IBM / page-lab

PageLab enables web performance, accessibility, SEO, etc testing at scale.
Apache License 2.0
19 stars 10 forks source link

Adjust how average data is displayed for a single page #32

Open amfred opened 5 years ago

amfred commented 5 years ago

We need to be able to see how different sets of pages are performing over time. Currently, when Page Lab shows the average data for a specific web page, it's averaging all of the results it has collected since the time the page was registered with the system. The longer a page has been tracked, the harder it will be to see the effect of changes made to the page and get feedback on how they positively or negatively affected performance.

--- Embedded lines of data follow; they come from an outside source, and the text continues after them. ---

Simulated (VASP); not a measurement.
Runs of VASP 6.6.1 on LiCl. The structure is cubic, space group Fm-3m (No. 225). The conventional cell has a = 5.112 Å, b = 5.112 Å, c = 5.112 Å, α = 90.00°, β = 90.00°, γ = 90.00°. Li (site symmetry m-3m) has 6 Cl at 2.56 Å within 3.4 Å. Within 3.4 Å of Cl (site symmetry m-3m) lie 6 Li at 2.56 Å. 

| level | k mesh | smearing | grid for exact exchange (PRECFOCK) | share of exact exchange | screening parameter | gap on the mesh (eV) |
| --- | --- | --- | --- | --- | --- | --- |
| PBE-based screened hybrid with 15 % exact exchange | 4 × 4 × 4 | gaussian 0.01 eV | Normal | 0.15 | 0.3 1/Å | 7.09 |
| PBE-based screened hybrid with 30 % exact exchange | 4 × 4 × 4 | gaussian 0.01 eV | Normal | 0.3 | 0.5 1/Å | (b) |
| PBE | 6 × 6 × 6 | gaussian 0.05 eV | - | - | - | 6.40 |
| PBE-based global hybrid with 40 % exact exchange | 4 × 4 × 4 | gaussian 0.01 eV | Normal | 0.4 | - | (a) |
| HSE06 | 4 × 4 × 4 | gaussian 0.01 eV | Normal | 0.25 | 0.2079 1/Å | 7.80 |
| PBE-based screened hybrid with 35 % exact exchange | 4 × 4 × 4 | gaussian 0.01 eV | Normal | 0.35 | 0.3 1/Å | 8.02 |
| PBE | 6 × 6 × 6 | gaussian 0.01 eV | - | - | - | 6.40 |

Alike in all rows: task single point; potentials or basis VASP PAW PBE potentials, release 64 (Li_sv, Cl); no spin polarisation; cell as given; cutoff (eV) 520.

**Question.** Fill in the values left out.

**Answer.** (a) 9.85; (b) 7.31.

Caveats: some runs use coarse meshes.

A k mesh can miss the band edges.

I recommend making these updates: When viewing the details for one page's performance data, use a 30-day trailing average for the performance score as the basic display.
Also show these additional calculated metrics:

ecumike commented 5 years ago

For scalability, we do have updates planned to trim both the chart and the data table to show a shorter default timeframe, like "latest 2 weeks", and provide a UI which will allow a user to increase the data set to maybe 30, 60, or 90 day back.

Possible thought is to simply add two calendar pickers for start and end date, default to the past two weeks, and just let the user choose the data set range for the chart and the data table. UI will need some thought but I'm leaning towards simply 2 calendar date pickers for the chart and data table.

Note: All "average" numbers are stored in the database for fast access, calculating them on-the-fly would massively increase the report detail page load time, especially since user-timing measures are infinitely increasable, by page. Some thought would need to happen, or caveat be made for a feature request to allow custom date ranges for averages of all the KPI and user-timing measures.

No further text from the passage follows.